Friday, November 21, 2025

The Cosplay Revolution At The Gates

One of the few ideas that stuck with me from grad school (other than the self-awareness that I didn't belong in grad school) was the notion of, as Eric Hoffer titled his book, The True BelieverIt was an early version of what we now call horseshoe theory - the idea that as politics and political activists approach the extremes, they become more similar - both the views themselves and the personalities and rhetorical styles of the individuals. 

Horseshoe theory is how you explain the journey of Tulsi Gabbard, or the under-reported overlap between the Bernie Sanders crowd and Ron/Rand Paul supporters. This year I learned there is such a thing as the Socialist Rifle Association (complete with North Korea styled logo).

We definitely see horseshoe theory in the free speech issue. 

America's political climate has become hostile to the point of deadly in the past decade. To be honest, that has made me hesitant to write. The once universal value of free speech is under attack from both the right and the left. Online bullies dismiss calls for common courtesy and civility as "tone policing," a stance which slams the door on any rebuttals, especially when they come from an old straight white guy like me. 

So do I. But they get to speak.

Locally we've seen attempts to shut down free speech (dismissed as "hate speech") by force, with the would-be censors expecting to be treated as heroes and granted legal immunity. Support for these kind of shutdowns has even been called a "litmus test" of who's a "real progressive."

That's a complete misunderstanding of the concept of civil disobedience. We cheer when the Blues Brothers chase them off the bridge, but the Illinois Nazis were real and they got to have their march. That's the whole point of free speech - everyone gets to have it. If you disagree with someone, you don't just get to flip their table or dump marbles on the stairs to keep people from attending. You have to out-argue them, which shouldn't be difficult, but is more work and doesn't look as cool on short attention span social media.

This past decade, both of our major political parties have been the target of hostile takeover attempts.  I don't mean to both-sides this because the cruelty and rage on the right is a far more serious problem, threatening democracy itself. The hostile takeover of the Republicans was fully successful, but if I had the answer to Trumpism I could be president today. 

In contrast, the hostile takeover attempt against the Democrats failed in 2016 because it just plain couldn't persuade enough voters, despite very favorable conditions and no other opposition. But they deluded themselves into thinking every single vote was for Socialism! when half of it was simply for Not Her. With a wider menu of options for voters in 2020, they fared even worse. 

But it has left the Democrats with an internal faction that supports candidates who openly despise our party and use it only as a vehicle to hasten its own destruction. "I hate your organization, but I demand the right to choose its leaders." 
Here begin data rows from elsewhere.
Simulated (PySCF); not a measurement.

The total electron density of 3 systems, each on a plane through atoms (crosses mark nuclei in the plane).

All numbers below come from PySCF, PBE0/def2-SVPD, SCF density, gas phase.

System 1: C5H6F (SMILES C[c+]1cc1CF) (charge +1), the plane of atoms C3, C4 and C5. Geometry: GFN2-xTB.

Meanwhile, the mainstream Democrats who have worked to build and improve the party - and our local mainstream is much closer to Elizabeth Warren than Joe Manchin - are held responsible for the positions and behavior of the most extreme people who want to destroy.

Over the past ten years I have read and re-read far too much 1930s history, and one of the many parallels I see is the far left treating the near left as a greater enemy than the far right. In 1932 Germany, the Communists and the Social Democrats, combined, outnumbered the Nazis. Together with the center parties, they could have commanded a majority. 

But Stalin decreed that "Social-Democracy is objectively the moderate wing of fascism." So the German Communists treated the Social Democrats as greater enemies than, well, literally Hitler. They were convinced that fascism was the last stage of capitalism and that The Яevolutioи would soon follow - just as Susan Sarandon said “some people feel that Donald Trump will bring the revolution immediately, if he gets in" in 2016. 

But as it turned out, the Nazis locked up the Communists even before they went after the Jews.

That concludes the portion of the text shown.